The initiative will make Uruguay the first nation with full cattle traceability, according to Antonio Pietravallo, CEO of Cybercampo SA, based in Buenos Aires, Argentina. Cybercampo is providing its iCampo software suite to manage data collected from RFID interrogators for the nationwide system. Boreal Technologies, also based in Buenos Aires, is providing hardware integration.
Piloting began with large-scale farms in late 2006. At those sites, a few farmers—but mostly auditors working for the government—are employing Psion Teklogix Workabout Pro PDAs with Agrident AIR 200 RFID interrogators to track cattle as they move from one location to another. The animals are being fitted with 134.2 kHz button ear tags, complying with the ISO 11784 and 11785 standards, provided by such companies as Allflex and Rumitag.

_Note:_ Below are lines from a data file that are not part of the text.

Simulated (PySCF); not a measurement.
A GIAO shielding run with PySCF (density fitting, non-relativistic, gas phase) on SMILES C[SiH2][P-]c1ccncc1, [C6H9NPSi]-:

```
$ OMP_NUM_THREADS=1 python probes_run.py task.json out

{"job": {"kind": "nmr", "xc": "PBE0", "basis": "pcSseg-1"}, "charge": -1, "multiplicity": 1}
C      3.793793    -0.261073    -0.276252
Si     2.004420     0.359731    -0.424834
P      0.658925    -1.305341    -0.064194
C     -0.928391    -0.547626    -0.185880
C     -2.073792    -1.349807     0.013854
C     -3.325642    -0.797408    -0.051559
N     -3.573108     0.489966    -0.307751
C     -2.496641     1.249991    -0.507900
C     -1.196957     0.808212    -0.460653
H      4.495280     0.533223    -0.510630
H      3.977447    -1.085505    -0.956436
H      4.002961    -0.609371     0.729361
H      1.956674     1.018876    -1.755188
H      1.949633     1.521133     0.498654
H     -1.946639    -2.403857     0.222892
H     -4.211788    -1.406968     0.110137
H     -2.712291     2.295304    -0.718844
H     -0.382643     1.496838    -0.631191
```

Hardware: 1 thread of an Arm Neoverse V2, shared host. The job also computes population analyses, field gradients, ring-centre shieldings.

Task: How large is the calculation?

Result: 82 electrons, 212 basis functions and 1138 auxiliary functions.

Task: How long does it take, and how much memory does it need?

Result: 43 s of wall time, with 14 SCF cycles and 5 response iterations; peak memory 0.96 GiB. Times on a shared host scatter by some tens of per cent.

When the pilot is completed in July of this year, says Fabian Audisio, Psion Teklogix’s business development manager, the government plans to begin rolling out the system with the first group of farms expected to comply—composed of larger farms, including those taking part in the pilot. Participating farms will need to tag only their new calves. Smaller farms, some with only 10 head of cattle or less, will be the last required to tag their animals.Currently, the system works like this: When a calf is born, a farmer attaches tags to both of its ears—an RFID tag for the right ear, encoded with the animal’s unique ID number; and a visual tag for the left, bearing the same number. The farmer or a government auditor uses a Workabout Pro to input the animal’s gender, breed and date, as well as the farm on which that calf was born, then utilizes the device to read the calf’s right ear tag, linking the tag’s ID number with the animal’s birth information. All of this data is then uploaded to the government’s official Internet-based database, where the records can be accessed via a password. When the cow is shipped to another location, the farmer or auditor reads its tag again and indicates that the animal has left that location.
Thus far, the final reading of a cow’s tag has taken place as that animal is being shipped to a slaughterhouse. “However,” Pietravallo says, “the ultimate goal is that most harvesting locations familiarize themselves with this technology and manage the RFID readings on site.” The pilot program has been working well, Pietravallo adds, without notable problems.
Eventually, the government hopes to continue tracing beef into the production area—where, once an animal has been butchered, large pieces of beef (as well as processed meat packaged for consumers) would all be given tags linked to the animal’s original tag ID number. These steps, Audisio estimates, would not occur until several years after the first phase is completed, in 2012.
Pietravallo warns that the Uruguayan government still faces “huge cultural barriers” related to cost and the mechanization of farming systems—making it difficult for the nation to get all of its farmers using RFID. Currently, the government is shipping tags free to those using the system.
Following the pilot, the government intends to purchase about 1,000 Workabout Pro handheld readers, Audisio says. Each device costs about 16,000 Uruguayan pesos ($750). The government will purchase the tags and readers, selling interrogators to farmers as needed. The amount it will charge, or the length of time the tags will remain free, has not yet been determined.